The broken glass was a big story this week in the Frederick News-Post. But don’t be surprised if you find a blurb about the cleanup in this Sunday’s Washington Post.

Starting Oct. 6, the Post will pad each of its Sunday Metro sections with two additional pages of news, and much of the bulge will come from the Washington area’s exurbs, an area stretching from Frederick to Fredericksburg, Va. A new monthly Sunday religion page is also part of the package. “Our publishers have been extremely supportive of local news,” says Metro editor Jo-Ann Armao. “We’ve shown over the last six years that we will dedicate resources and space to local news.” The paper is hiring two new reporters plus some editorial aides to fill the expanded news hole.

The move is timed to be the first punch in a backyard brawl: The Post is looking to pre-empt the News-Post, which is launching a Sunday edition Oct. 13. News-Post officials aren’t exactly quaking at the threat from their regional rival. “The bottom line is that even all the years when we haven’t had a Sunday edition, the strength of the [Post and the Baltimore Sun] is very low. By going Sunday, we are taking a very proactive approach to the marketplace,” says Denise Brady, group advertising manager for the News-Post.

Ed Jones, editor of Fredericksburg’s Free Lance-Star, scoffs at the Post’s outreach. “I am not concerned. That’s not a word that would apply to me right now,” says Jones. In both Stafford County, Va., and Frederick County, Md., the Post has a mere 11 percent weekday market penetration, as opposed to 44 percent and 51 percent, respectively, for the local papers, according to the Audit Bureau of Circulations.

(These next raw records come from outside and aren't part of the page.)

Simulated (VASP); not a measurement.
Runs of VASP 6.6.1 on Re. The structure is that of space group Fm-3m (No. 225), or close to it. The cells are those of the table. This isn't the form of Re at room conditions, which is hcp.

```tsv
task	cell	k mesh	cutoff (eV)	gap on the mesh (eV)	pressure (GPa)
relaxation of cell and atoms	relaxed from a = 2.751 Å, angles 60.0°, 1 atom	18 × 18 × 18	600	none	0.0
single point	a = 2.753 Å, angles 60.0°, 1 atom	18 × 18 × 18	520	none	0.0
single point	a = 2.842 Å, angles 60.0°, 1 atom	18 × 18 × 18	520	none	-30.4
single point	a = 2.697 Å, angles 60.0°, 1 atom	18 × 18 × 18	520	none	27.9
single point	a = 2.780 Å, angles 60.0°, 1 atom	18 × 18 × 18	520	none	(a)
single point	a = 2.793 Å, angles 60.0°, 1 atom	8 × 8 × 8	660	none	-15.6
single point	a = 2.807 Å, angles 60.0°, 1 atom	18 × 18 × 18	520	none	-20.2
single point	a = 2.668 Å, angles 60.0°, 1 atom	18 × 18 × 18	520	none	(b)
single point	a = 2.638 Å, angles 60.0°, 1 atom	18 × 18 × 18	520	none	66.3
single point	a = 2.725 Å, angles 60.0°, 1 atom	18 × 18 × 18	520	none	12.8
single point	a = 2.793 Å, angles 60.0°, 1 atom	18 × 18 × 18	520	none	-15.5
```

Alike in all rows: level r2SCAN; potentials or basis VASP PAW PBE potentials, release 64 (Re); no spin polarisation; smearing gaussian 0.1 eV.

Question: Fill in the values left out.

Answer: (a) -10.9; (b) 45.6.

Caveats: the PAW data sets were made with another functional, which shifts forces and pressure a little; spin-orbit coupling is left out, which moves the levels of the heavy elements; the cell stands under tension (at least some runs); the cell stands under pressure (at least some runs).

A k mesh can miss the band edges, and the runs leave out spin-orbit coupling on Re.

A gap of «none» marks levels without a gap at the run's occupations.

Posties love to compare their paper to the New York Times, invoking the Post’s Watergate coverage and its annual haul of Pulitzer Prizes. Yet despite its national image and the sweeping mission proclamations of Executive Editor Leonard Downie, the Post still makes its money as a regional newspaper. Hence the appetite for a few extra penetration points in the boonies.

The Post has lost 43,000 Sunday subscriptions in the past five years, in a trend that has victimized other newspapers around the country, according to newspaper-industry analyst John Morton. In the face of the downturn, the paper is trying to round up more subscribers on the edges of its local core. That means District readers will know more than ever about bottlenecks on upper I-270 and development schemes on the banks of the Rappahannock.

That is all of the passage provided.